Preventing knife crime
Last week, ten youths attacked a member of our staff who was on his way home after delivering workshops for the National Youth Theatre’s social inclusion programme. It was a cruel twist of fate that after working with a young demographic that are at risk of offending, he became the innocent victim of youths carrying out a senseless act of violence, in what appeared to be a gang initiation ritual. He survived to tell the tale, and the ten youths were so well disguised they would escape any recourse and no doubt offend again.
No knives or guns were used in that attack, but it is a sharp reminder of the growing incidence of youth crime.
Across town however, the crime scene I was about to witness involved both those weapons.
On the same day that our member of staff was attacked, I went to visit some of our auditions in South East London. Close to the venue was a bus stop covered entirely in black plastic sheeting concealing the scene where a young man of 18 was stabbed to death the night before. Another youth was seriously injured from gun shot wounds.
The site rose up from the pavement like a temporary tomb, and it allowed for a collection of residents to stand and stare momentarily before moving on to their local supermarket opposite. Some did more than stare. Some – and all of them around the same age as the victim – stood and took pictures of the scene on their phones.
The reason for committing such an image to your phone’s memory is I believe two-fold. It’s about proving to your mates that you were there and in some way associated with the tragedy. The second reason is one that can be linked to just why there is an increase in youth violence over recent years. By taking a picture you instantly anaesthetize the impact it has on you. The shocking scene becomes just another piece of film that measures up to any image online or on TV.
The lines between reality and fantasy are becoming blurred in an attempt to escape the bleak prospects that face so many. Today’s youths may well be the most educated generation in history but it only highlights more the extremes between success and failure, rather than make the next working generation feel equal in opportunity and ambition. Youth violence may once have been ghettoized, but it now goes beyond the clichéd barriers of a locked in community on a forgotten estate.
As much as violent drama on screen acts as a numbing agent to many at risk of offending, live theatre can successfully prevent such violent instincts being realised.

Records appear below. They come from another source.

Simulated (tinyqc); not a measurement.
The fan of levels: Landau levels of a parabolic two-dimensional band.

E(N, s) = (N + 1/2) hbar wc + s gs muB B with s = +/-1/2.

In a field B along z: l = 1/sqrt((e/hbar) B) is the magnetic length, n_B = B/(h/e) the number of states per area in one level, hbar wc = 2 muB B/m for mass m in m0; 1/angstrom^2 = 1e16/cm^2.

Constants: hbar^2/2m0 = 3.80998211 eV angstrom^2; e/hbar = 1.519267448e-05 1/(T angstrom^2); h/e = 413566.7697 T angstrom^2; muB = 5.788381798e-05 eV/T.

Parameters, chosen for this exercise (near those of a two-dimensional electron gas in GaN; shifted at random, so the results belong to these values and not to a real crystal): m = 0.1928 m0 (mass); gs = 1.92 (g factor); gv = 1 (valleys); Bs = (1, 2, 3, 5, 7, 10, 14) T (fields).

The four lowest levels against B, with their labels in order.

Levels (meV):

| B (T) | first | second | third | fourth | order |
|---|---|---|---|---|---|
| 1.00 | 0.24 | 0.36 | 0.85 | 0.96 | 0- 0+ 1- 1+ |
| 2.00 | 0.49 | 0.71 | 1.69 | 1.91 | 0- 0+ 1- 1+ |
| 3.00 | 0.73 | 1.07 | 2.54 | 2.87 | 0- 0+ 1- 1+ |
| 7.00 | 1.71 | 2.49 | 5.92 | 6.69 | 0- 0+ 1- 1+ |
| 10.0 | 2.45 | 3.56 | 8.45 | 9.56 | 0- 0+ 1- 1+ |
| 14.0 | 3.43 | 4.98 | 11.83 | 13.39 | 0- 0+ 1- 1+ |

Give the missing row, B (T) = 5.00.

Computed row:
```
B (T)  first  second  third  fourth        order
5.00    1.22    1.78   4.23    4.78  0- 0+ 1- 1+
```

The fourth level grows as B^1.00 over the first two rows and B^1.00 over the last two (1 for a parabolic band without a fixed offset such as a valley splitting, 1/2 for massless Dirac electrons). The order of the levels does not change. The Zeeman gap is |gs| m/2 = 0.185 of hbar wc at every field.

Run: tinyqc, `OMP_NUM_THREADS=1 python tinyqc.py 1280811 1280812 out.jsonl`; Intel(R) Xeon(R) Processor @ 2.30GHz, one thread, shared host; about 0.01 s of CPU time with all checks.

Theatre is the reality that young people crave for. It communicates directly with the audience in ways no other medium can. Acting as a social barometer without preaching, theatre informs and entertains. I know this, because it’s what we do here at the National Youth Theatre, and I have seen the benefits it brings to thousands of young people.
Back in 2007, a young audience who had never been to the theatre before sat transfixed watching a play we commissioned about knife crime called White Boy. Their reaction was visceral proving the unfolding violent plot was more real to them than they bargained for, as blood was shed on stage, tears were shed by girls and boys in the audience.
Inspired by the success of White Boy, the National Youth Theatre has responded to the urgent need to address youth crime by launching a knife crime prevention programme in schools and pupil referral units (PRUs). The specially developed project involves a short play about a lad who becomes the victim of crime being performed for students and young people. Afterwards, the audience takes part in a workshop where they consider what choices the characters made and have a chance to change the outcome of the play: No preaching here, just instinctive trust and active debate.
The initiative was piloted in London over the last two years and is now being launched in the West Midlands.
I’ve seen miraculous and positive interaction from some of the most violent and at risk young people in society who choose to stand up and change the dramatic outcome for the better. They made a difference. They saved a life. For three hours they were valued. And for just three hours the NYT actor educators who are the same age and many who’ve been at risk themselves, were the nearest any of them had to positive role models.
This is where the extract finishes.